According to the fact sheet, the final rules also impose several new disclosure requirements:
- “Quarterly disclosure by registrants regarding the use of Rule 10b5-1 plans and certain other written trading arrangements by a registrant’s directors and officers for the trading of its securities;
- Annual disclosure of a registrant’s insider trading policies and procedures;
- Certain tabular and narrative disclosures regarding awards of options close in time to the release of material nonpublic information and related policies and procedures;
- Tagging of the required disclosures; and
- A requirement that Form 4 and 5 filers indicate by checkbox that a reported transaction was intended to satisfy the affirmative defense conditions of Rule 10b5- 1(c).”
In addition, gifts of securities that were previously permitted to be reported on Form 5 will now be required to be reported on Form 4.

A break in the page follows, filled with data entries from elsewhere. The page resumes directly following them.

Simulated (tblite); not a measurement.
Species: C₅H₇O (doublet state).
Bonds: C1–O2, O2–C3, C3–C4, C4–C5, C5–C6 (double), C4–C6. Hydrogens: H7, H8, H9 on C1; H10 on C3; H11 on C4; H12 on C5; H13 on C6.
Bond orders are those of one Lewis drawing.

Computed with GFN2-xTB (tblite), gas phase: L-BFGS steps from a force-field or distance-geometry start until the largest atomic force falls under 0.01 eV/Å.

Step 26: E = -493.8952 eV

The requirement to provide tabular disclosure regarding option grants has been shortened from the proposed 14 days before or after the release of MNPI to a period of four business days before and one business day after the release. The final rules also did not adopt the proposed requirement to provide a description of contracts, instructions or plans of issuers, eliminated from the proposed description of material terms the need to address pricing terms and added a definition of “non-Rule 10b5-1 trading arrangement.”
The final rules will become effective 60 days following publication of the adopting release in the Federal Register. There are several compliance dates applicable to the different components of the rules.
- Section 16 reporting persons will be required to comply with the amendments to Forms 4 and 5 for reports filed on or after April 1, 2023.
- Issuers will be required to comply with the new disclosure requirements in periodic reports on Forms 10-Q, 10-K, and 20-F and in any proxy or information statements in the first filing that covers the first full fiscal period that begins on or after April 1, 2023.
- Smaller reporting companies will have an additional six months to comply with the additional disclosure requirements.
In addition, with regard to pre-existing plans, the release provides that the amendments to Rule 10b5-1(c)(1) “would not affect the affirmative defense available under an existing Rule 10b5-1 plan that was entered into prior to the revised rule’s effective date, except to the extent that such a plan is modified or changed in the manner described in Rule 10b5-1(c)(iv) [amount, price or timing] after the effective date of the final rules. In that case, the modification or change would be equivalent to adopting a new trading arrangement, and, thus, amended Rule 10b5-1(c)(1) would be the applicable regulatory affirmative defense that would be available for that modified arrangement.”
At the open meeting
There were no fireworks—at least not for this part of the meeting.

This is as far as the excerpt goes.